Tuesday, January 09, 2007
If there's a hell below, we're all going to go:
Is Christopher Hitchens arguing that Thomas Jefferson prosecuted a war against Islam on the Barbary Coast?
As Jefferson later reported to Secretary of State John Jay, and to the Congress:

The ambassador answered us that [the right] was founded on the Laws of the Prophet, that it was written in their Koran, that all nations who should not have answered their authority were sinners, that it was their right and duty to make war upon them wherever they could be found, and to make slaves of all they could take as prisoners, and that every Mussulman who should be slain in battle was sure to go to Paradise.

Medieval as it is, this has a modern ring to it. Abdrahaman did not fail to add that a commission paid directly to Tripoli—and another paid to himself—would secure some temporary lenience. I believe on the evidence that it was at this moment that Jefferson decided to make war on the Muslim states of North Africa as soon as the opportunity presented itself.
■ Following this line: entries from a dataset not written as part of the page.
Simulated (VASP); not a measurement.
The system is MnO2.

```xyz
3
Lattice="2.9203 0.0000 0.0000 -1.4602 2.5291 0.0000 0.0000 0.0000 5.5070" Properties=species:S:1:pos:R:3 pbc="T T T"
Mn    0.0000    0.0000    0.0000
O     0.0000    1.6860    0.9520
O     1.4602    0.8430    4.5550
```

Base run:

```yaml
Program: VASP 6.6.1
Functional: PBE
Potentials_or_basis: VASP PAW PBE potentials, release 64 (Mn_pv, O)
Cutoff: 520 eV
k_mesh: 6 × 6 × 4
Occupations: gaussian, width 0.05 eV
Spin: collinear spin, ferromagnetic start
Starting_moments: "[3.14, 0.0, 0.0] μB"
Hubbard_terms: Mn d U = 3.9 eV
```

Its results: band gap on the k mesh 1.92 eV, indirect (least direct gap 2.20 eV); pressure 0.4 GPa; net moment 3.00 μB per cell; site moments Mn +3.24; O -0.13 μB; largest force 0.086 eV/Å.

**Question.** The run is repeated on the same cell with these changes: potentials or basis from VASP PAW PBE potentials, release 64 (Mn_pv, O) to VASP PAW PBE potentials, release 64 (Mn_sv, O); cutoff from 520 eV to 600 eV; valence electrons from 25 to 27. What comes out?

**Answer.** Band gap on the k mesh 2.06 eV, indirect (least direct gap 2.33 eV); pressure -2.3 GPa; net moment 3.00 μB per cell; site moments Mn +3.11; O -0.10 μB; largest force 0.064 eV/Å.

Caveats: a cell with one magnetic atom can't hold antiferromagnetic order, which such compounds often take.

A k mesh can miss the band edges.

What? It would seem the pressing issue for Jefferson in this instance was how deeply committed Tripoli was to piracy and slavery, which clarified the danger to U.S. ships, rather than the idea that Islam is a gutter religion that the U.S. needed to confront. Lest we forget, slavetraders took refuge in the Bible as well. Why this should in any way present ironic discomfort to Keith Ellison is ... obscure. Indeed, if, as Hitchens writes, Congress used to distribute copies of a Jefferson-edited Bible, Jefferson's intellectual distaste for Christianity should embarrass his Christian political descendants far more.